Bianconi, Charles (DNB00)
|←Bexfield, William Richard||Dictionary of National Biography, 1885-1900, Volume 04
BIANCONI, CHARLES (1786–1875) promoter of the Irish car system in Ireland, was born 24 Sept. 1780, at the village of Tregolo in Lombardy, not far from Como. His father, a peasant-proprietor, owned a small silk-mill. Carlo was brought up by a prosperous uncle. At fifteen or sixteen he was bound for eighteen months to a countryman, whom he accompanied to Dublin, where he was sent out to vend cheap prints. From Dublin he was transferred to Waterford, and resolved to start on his own account as an itinerant vendor of prints with a capital of about 100l. which his father had given him on leaving Italy. In His long pedestrian journeys he was led to envy those of his own calling who could afford to drive. In 1806 he opened as carver and gilder a shop in Carrick-on-Suir. After a removal to Waterford he settled at Clonmel, where he added to his former business dealings in bullion, which was in great demand by the government for the payment of its continental subsidies. Every extension of business deepened his sense of the need of better communication. In July 1815 he started a one-horse two-wheeled car to carry passengers, goods, and the mail-bags, from and to Clonmel and Cahir, a distance of eight miles with no public conveyance. The experiment succeeded financially. The carriage-tax led many persons to give up their jaunting-cars, numbers of which were thus thrown upon the market. Horses became cheap after the peace of 1815. Bianconi was, thirty years after he started his first car, conveying passengers and goods over 1,033 miles, and working daily 3,200 miles of road. Although he started his cars as a boon to the humbler classes, they were much used by others, and to this commingling of classes Bianconi attached great importance. He stated in 1866 that after the more remote parts of Ireland had been opened up by his cars, calico, which had previously cost 8d. or 9d. a yard, was sold for 3d. and 4d. As an employer Bianconi was strict, but kindly and just. Merit always insured promotion, and pensions were liberally given. He was able to boast late in his career that the slightest injury had never been done to his property, and that not once had any of his cars been stopped, even when conveying mails through disturbed districts.

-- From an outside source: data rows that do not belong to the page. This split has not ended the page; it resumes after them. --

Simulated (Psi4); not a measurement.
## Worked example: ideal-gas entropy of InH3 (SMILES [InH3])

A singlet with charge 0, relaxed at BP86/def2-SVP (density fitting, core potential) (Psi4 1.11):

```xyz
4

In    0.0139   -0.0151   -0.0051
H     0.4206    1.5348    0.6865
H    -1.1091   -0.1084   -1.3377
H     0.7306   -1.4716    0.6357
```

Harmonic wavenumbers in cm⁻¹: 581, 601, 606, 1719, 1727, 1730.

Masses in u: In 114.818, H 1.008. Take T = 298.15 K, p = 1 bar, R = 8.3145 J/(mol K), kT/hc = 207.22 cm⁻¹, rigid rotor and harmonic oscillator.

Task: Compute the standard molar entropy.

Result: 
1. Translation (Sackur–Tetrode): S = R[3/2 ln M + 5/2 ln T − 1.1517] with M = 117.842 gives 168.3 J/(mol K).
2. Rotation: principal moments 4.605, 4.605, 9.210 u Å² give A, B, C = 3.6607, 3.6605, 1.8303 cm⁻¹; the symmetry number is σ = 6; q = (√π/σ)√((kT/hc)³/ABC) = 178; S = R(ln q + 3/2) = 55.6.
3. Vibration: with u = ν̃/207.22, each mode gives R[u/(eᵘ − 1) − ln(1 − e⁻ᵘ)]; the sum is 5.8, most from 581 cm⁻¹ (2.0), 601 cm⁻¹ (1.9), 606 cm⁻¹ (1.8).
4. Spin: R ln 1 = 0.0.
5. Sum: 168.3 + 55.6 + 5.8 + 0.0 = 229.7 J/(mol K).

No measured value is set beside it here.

In 1820 Bianconi had given up his shop in Clonmel, and in 1831 he received letters of naturalisation from the Irish privy council A zealous Roman catholic and an ardent liberal, he was a friend and adherent of O'Connell. He took an active part in the civic affairs of Clonmel, and was twice elected mayor, in 1844 and 1846. The establishment of railways in Ireland had then begun, and Bianconi refused invitations to oppose any of them, and took shares in some of tliem. Their growth forced him between 1846 and 1866 to discontinue running cars on 4,534 miles of road, but during the same period he extended his system over other 3,694 miles. In 1846 Bianconi purchased the estate of Longfield, in Tipperary, near Cashel, in which he resided till his death, and most of the fortune which he had amassed was invested in the purchase of Irish land. During the ensuing famine-years he gave employment on his estate to all who applied for it, and was otherwise usefully beneficent. The passenger traffic in 1864 had realised 27,731l., and the mail contracts paid 12,000l. Appointed in 1863 a deputy lieutenant, he began in 1866 to withdraw from the great business which he had created, disposing of it on liberal terms to his agents and others employed in working it. The remainder of his life he passed in improving his estates and in promoting patriotic schemes. In the course oi a visit to Rome, where his only son, who married a granddaughter of O'Connell, was appointed chamberlain to the pope, he erected at his sole cost the monument over O'Connell's heart preserved in the church of the Irish college. Bianconi died in September 1875, on the verge of his ninetieth year. Of his three children the only survivor was the daughter who married Morgan John O'Connell, a nephew of the Liberator, and became her father's biographer.
[Charles Bianconi, a Biography, by his daughter, Mrs. Morgan John O'Connell, 1878.]